Welcome to The Liz Path!
My original plan was that my blog name would have the word "transition" in it, but the one I wanted was taken. So this blog is now called The Liz Path. Today's entry will be about transition, because it sometimes feels like I have been in transition my entire adult life!
That wasn't how it was supposed to be. When I graduated from college in 1977, my 1950's-60's upbringing was still very much in place. I assumed I would work (perhaps teaching at a private school) for a few years, then marry a guy who would be the primary breadwinner. Better still, he would be English, and we would have children, I would work only part-time, and it would be a fairly traditional, quiet existence that was family oriented.
But even then, I was forgetting an earlier imprint on my life. Back when I was six, having been exposed to the Episcopal Church's men and boys' choir tradition and a family story book (published in England) about the saints, I envisioned being a nun, mystic, scholar or saint, consecrating myself to God and church music.
In most respects, I have ended up living my earliest self. I never married. I've both pursued and (for long stretches) run away from the English cathedral choral tradition which was until recently closed to girls and women. My concept of God has evolved and evolved over time, but at just about every step, my focus has been the spiritual search. And after a rather stable stretch from my mid-twenties to mid-thirties, when I worked in the corporate world and lived in the same apartment, I have since been in almost constant transition. Have I been looking for the divine? Myself? A home? All of the above? Probably all of the above.

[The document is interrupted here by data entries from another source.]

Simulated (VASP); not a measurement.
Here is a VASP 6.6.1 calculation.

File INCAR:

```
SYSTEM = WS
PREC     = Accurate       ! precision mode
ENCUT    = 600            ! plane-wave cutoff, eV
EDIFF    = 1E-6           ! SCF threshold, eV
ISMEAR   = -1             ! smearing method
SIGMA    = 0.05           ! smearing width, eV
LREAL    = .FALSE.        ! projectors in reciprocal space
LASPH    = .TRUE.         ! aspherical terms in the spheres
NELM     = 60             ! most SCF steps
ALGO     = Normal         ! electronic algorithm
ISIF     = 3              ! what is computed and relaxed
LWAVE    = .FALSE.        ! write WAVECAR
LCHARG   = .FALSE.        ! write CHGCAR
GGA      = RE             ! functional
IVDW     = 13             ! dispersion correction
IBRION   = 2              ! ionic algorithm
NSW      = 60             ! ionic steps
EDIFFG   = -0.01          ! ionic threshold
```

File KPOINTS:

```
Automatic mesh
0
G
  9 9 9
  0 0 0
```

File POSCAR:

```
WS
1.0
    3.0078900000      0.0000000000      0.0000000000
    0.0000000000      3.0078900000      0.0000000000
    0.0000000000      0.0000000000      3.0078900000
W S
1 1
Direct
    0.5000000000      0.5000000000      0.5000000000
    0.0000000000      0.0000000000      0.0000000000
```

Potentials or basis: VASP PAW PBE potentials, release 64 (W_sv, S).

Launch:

And as my journey has spiraled, I suppose you might say, "up and up," it has clearly been more spiritually sound than materially! I have lost and gained possessions over the years, mostly owning very little, and living on little. Many of my friends are just now heading into a period of downsizing -- my challenge now is to try to move in the other direction. How do you "transition" from nonstop transition to stability? How do you create a stable home base for your later years, from next to nothing? Can I be both spiritual and more solidly on this planet, successfully? I hope so. I am ready! I hope to start to figure this all out in the coming months, and it will be a real pleasure to have you along with me!